Project Proposal:
ISPC Hardware Performance Monitoring Tool
Nipunn Koorapati
Main Project Page
Summary
I plan on using x86 hardware performance monitoring instructions and tools to measure performance on ISPC compiler generated code. I will insert hardware counter instructions into the emitted ISPC code and use the results to measure runtime performance.
Background

ISPC is a C-like language designed to expose single-program-multiple-data (SPMD) parallelism. ispc is an open source compiler for this language which produces vector instructions. Programs written in ISPC frequently see significant speedup due to parallelism in vector hardware units (in SSE or AVX vector units).

Newer Intel processors (Westmere and Sandy Bridge) include hardware performance counters for measuring many interesting hardware-level performance metrics including instructions per clock (IPC), L2 and L3 cache miss rates and associated coherency traffic, and TLB miss rates.

Challenge

The challenge is to combine Intel performance counter instructions with the ISPC compiler to obtain useful performance metrics on arbitrary programs.

Resources

I will be modifying the ISPC Compiler using Intel Performance Counters.

Matt Pharr is a Principal Engineer at Intel and the main developer of ISPC. I've emailed him about this project and will certainly continue to get his help.

Agner Fog has written code using these counters which will be useful as a reference.
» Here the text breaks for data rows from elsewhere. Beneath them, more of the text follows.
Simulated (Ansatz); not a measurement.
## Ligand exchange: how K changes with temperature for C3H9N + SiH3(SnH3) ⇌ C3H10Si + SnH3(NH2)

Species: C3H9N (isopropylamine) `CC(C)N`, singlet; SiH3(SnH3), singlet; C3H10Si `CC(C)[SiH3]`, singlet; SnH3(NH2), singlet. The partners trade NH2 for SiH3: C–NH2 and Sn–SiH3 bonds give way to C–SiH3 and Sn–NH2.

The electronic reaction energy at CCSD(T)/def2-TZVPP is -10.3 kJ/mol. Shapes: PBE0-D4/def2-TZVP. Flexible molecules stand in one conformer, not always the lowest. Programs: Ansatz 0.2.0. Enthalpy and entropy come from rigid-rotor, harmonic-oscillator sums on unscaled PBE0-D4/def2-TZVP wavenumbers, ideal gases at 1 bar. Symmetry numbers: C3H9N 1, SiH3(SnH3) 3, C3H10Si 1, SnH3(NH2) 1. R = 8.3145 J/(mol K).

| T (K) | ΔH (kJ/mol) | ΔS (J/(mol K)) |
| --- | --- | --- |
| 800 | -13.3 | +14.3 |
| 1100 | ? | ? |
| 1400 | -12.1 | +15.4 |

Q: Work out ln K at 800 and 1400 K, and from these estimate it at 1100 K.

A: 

gprof is a profiling tool used with the gcc compiler for profiling CPU code without any special hardware counters. Its architecture is described in a paper. I will likely design the compiler/profiling architecture in a similar way.

Goals/Deliverables

I plan to add a mode to the ISPC compiler which will emit code instrumented with hardware performance instructions. When the instrumented program is run, it should output hardware performance statistics on the run.

If I have time, I will try to produce a visualization tool to display the statistics across time and/or parts of the code.

Platform

The ISPC compiler is a good place to use hardware performance counters because code written with the ISPC compiler is explicitly attempting to take advantage of hardware level parallelism.

Proposed Schedule
[Please do not modify the schedule on this page after the proposal process (it is your proposed schedule, and it will be useful to compare it to your actually project logs at the end of the project). Update the schedule on your project main page if your goals or timeline changes over the course of the project.]

Week What I Plan To Do
Apr 1-7Run x86 code using performance counters
Apr 8-14Run/modify aobench example in ISPC;
Apr 15-21Emit x86 code in ISPC in interesting spots. Output results
Apr 22-28Analyze results on various ISPC programs
Apr 29-May 5Output results in visual way
May 6-11Write example ISPC programs to show features